You mean, in terms of straight financial impact?.
Exactly given the….
Just the production of methanol versus the old contract?.
Exactly..
Yes, yes. I think $10 million a quarter is the kind of – and I’m going back to pre and post contract, is that make sense. So when we had the contract in place versus today, it’s probably worse per quarter, so $40 million per year..
Fair enough. And just looking at consumer given your forecast for flat tow year-over-year.
Can segment income and consumer be flat as well year-over-year, or it could be up year-over-year given lower raw materials?.
No, I think that there is a lot of puts and takes in that – in the material section there that that’s pushing us towards a pretty flat year in that group. So let me give you one example of that – Ibn Sina joint venture is in there and that venture is getting hammered with lower oil price, which really impacts MTBE price.
And so the return on that is getting pushed and we have two turnarounds in that venture this year as well, so it’s down $30 million. So we have a few big things like that that are pushing it. So net-net, I think we’re looking at for the material segment a pretty flat year.
So up in engineered materials a little bit down in consumer and that’s pretty flat..
Got it. Thank you..
Thank you..
Thanks, David. Carrie, let’s go onto the next question please..
All right. Our next question comes from Frank Mitsch of Wells Fargo Securities. Please go ahead..
Yes, good morning, gentlemen. Nice start up on the methanol plant, seems like that’s running smoothly so kudos.
I’m trying to understand a little bit more about the Singapore CO contract and why one vendor would be so far out of whack on the pricing side? Is there any – can you help me understand what exactly happened over there? I understand that you’re now going to earn your return on – your cost of capital plus on how you figured it all out.
But I’m trying to have – to see how we got into the situation?.
Well, I don’t want to dwell too much details about the contract, but it was a disadvantage contract. We terminated that contract and we renegotiated a new contract, and we basically paid a termination fee to get out of that contract. So it’s not unusual for these contracts to have different bases based on the time that they were put together.
And when this contract was put together, it made perfect sense and just evolved to a situation where it was not beneficial..
Okay. And I guess I can understand that. You talked about stepping into nylon, obviously this was one of the focal areas in terms of M&A at the recent Investor Day.

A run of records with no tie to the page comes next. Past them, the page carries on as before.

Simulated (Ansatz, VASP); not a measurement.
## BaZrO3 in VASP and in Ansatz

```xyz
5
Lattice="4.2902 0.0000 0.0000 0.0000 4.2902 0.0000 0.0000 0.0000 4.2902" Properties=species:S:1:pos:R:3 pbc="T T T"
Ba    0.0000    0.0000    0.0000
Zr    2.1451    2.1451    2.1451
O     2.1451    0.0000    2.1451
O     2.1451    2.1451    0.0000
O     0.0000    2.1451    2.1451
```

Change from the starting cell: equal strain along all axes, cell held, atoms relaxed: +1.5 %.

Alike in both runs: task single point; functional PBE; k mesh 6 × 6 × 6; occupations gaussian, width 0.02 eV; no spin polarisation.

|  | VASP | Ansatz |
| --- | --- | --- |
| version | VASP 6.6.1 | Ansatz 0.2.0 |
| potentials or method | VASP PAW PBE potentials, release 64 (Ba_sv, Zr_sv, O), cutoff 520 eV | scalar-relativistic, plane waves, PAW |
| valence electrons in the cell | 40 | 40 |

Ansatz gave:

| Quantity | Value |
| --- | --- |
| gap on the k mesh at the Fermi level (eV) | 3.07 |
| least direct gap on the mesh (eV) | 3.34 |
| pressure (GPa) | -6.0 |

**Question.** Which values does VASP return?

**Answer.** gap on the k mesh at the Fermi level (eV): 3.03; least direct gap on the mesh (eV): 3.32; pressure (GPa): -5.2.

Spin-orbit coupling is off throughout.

Where do you stand on doing something on an inorganic basis in that area? Should we be surprised to see something on that front or not?.
Well, we think that our model, Frank, is really pretty unique what we are doing and we are getting lots of accolades from our customers. One of the things our customers have told us, as we need more products in that portfolio, because when they got to solve a problem, they will quite often look to classical solutions of it.
So if you look at if it’s a historically a nylon problem, we may not be made aware of that opportunity. So we think it’s critical for us to add more products to our portfolio, things like PEEK, things like nylon, and we will back integrate in those as it make sense is the way I would say that.
So you shouldn’t be too surprised if we find a way to do that if announce we’re doing it at some point..
Thanks so much..
Thanks, Frank..
Thank you, Frank. Carrie, let’s go onto the next question please..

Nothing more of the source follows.